Here we go, folks. Winterland, the newest, and very surreal, novella release by Mike Duran.
I reviewed Mike Duran's first novel, The Resurrection, and you can see here how I felt about it. One thing I didn't say in that review is that it wasn't entirely what I expected from Mike. Yes it was dark, and creepy (Mr. Cellophane....*shiver*) and definitely a supernatural thriller, but I expected the style of writing to be a little different. I don't know how to explain it. The Resurrection read like something written by Frank Peretti or Dean Koontz. Scary, but, um, normal?
Winterland is more like what I expected from him. Surreal. Mike describes it as "The Wizard of Oz meets Dante's Inferno." It also made me think a little bit of Alice in Wonderland with Stephen King a la Duma Key hiding in the corner.
I know, you are shaking your head right now, aren't you?
OK, let's start with a summary. I'm taking this right off Mike's site:
Summoned into her dying mother’s coma, recovering addict Eunice Ames must traverse a surreal, apocalyptic dreamscape in search of three generational spirits who have imprisoned her mother’s soul.
Together with Joseph, a crippled drifter who serves as her guide, Eunice treks an abandoned highway strewn with debris from her mother’s “emotional” wars.
(The rest of his synopsis, which goes into much more detail, can be found here.)
My take on it? The characterization was very strong. I got a real sense of Eunice and what she'd been through, even without having "met" her mother in the story. The other characters that accompany Eunice on her journey were vivid. I agree with reviewer Tim George that Mordant was annoying, but I believe that was Mike's intent. I mean--how do you get across that someone annoys another character to that degree without making that someone annoying to the reader?
The descriptive language was fantastic. I could see every contour of the landscape, but Mike didn't go overboard with detail. The words he chose were just right, many of them poetic, dark, and lovely. I think this was my favorite element of the book.

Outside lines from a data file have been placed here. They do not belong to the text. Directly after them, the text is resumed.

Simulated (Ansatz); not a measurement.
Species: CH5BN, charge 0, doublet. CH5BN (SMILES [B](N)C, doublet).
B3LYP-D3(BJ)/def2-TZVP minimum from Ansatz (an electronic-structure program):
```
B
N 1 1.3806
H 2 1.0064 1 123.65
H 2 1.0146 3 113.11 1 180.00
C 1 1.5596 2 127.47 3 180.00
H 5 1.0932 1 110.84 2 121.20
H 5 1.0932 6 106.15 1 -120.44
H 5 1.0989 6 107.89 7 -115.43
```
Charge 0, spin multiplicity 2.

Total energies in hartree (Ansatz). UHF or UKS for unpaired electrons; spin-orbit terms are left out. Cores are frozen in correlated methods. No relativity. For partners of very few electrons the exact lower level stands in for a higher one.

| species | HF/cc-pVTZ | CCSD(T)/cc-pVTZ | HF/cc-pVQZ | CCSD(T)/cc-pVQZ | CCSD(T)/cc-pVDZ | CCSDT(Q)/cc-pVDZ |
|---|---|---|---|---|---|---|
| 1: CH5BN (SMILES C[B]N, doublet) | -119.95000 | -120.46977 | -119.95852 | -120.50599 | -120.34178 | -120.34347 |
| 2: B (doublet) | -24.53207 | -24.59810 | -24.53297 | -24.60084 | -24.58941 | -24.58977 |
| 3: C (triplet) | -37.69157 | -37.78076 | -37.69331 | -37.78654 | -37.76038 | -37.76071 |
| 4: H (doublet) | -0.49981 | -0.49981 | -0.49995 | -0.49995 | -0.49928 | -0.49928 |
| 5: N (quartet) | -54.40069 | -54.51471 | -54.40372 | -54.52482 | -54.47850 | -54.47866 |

Although there were a couple of small moments where I wish the corner-hiding Stephen King would have stepped out a little more. One spot in particular where I thought, "Mr. King would have my skin crawling here, and Mike should have." But it was isolated. For the most part he really got the feel of each scene and each character to a satisfying level.
And finally, the surreal nature of the story totally appealed to me. I'm not sure where I got the idea that this is what Mike's writing is like. I mean, before The Resurrection I'd read all of one short story by him. It probably fell somewhere between these two in feel, but I guess I assumed a novel by Mike would be even more outlandish.
All in all, a very good read. Thinky and surreal.